Daily Reflections
With a Torah Formed Heart
Friday, Week 1 of Advent
Jesus said to them, ‘Do you believe that I am able to do this? They said to him, ‘Yes, Lord.’ Then he touched their eyes and said, ‘According to your faith let it be done to you.’ (Matthew 9:28,29)
Central to Catholic Social Teaching is the concept of a ‘preferential option for the poor!’ Constantly through the Old Testament, we see God’s heart opening in compassion for the poor, the widow, the leper, and the orphan. Similarly, there are strong words for those who treat the poor unjustly or place huge burdens upon their backs and who do not welcome the stranger.
All of this is reflected beautifully in today’s reading from Isaiah. Echoing the words of Jesus in the Synagogue in Nazareth in Luke 4:18, ‘the deaf shall hear,’ ‘out of their gloom and darkness the eyes of the blind shall see.’ Echoing the words of Mary’s Magnificat, ‘the meek shall obtain fresh joy,’ and the ‘neediest shall exult in the Holy One of Israel.’
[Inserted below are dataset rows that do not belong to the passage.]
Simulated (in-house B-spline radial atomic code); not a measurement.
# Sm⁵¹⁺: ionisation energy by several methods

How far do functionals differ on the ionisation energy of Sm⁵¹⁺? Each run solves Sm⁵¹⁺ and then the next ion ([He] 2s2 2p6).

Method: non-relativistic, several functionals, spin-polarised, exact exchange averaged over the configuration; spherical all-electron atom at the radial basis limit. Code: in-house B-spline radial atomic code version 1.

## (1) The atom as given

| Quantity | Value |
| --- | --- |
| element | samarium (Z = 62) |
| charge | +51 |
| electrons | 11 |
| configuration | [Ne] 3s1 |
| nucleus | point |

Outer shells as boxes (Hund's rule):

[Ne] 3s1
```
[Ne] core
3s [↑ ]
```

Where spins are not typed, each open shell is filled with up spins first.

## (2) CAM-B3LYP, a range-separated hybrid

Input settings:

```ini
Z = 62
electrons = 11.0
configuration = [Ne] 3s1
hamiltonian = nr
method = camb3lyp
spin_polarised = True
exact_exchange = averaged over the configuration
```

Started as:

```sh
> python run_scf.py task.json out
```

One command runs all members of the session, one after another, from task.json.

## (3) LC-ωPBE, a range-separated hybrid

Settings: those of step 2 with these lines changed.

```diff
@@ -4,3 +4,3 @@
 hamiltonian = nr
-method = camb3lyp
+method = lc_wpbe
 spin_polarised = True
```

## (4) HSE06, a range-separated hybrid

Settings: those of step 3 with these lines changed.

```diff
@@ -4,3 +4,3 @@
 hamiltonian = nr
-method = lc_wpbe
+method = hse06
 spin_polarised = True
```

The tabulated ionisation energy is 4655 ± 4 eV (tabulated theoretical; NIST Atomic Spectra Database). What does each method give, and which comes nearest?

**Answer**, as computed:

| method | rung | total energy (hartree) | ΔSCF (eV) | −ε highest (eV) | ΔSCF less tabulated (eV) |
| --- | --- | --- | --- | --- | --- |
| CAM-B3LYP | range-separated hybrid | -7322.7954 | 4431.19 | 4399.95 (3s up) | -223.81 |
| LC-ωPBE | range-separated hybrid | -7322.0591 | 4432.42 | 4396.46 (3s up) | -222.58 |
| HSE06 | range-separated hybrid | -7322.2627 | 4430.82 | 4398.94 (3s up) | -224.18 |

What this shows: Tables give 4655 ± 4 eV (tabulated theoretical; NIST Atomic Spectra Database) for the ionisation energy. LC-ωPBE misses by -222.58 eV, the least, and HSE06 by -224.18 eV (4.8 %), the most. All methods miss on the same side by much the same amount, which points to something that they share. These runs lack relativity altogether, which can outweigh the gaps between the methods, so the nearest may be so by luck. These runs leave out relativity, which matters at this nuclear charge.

Jesus constantly goes from the Temple and Torah to the people on the margins. In first-century Palestine, that was where one found the poor, the powerless and the oppressed. With a Torah formed heart, Jesus deeply encounters the rejected ones. Two blind men follow him. They cry loudly from their pain, their isolation, their rejection, and loneliness. Jesus’ heart opens in compassion. Matthew (writing to a Jewish community) has them use the title, ‘Son of David’, and in turn, Jesus invites from them a response in faith. ‘Do you believe that I am able to do this?’
Jesus touches their eyes and in so doing, breaks the ritual holiness codes of his day. He risks the ire of the scribes and Pharisees because he has encountered the faith of those in the margins, and they have encountered his compassion! This Advent may we grow in the kind of faith that inspires compassion.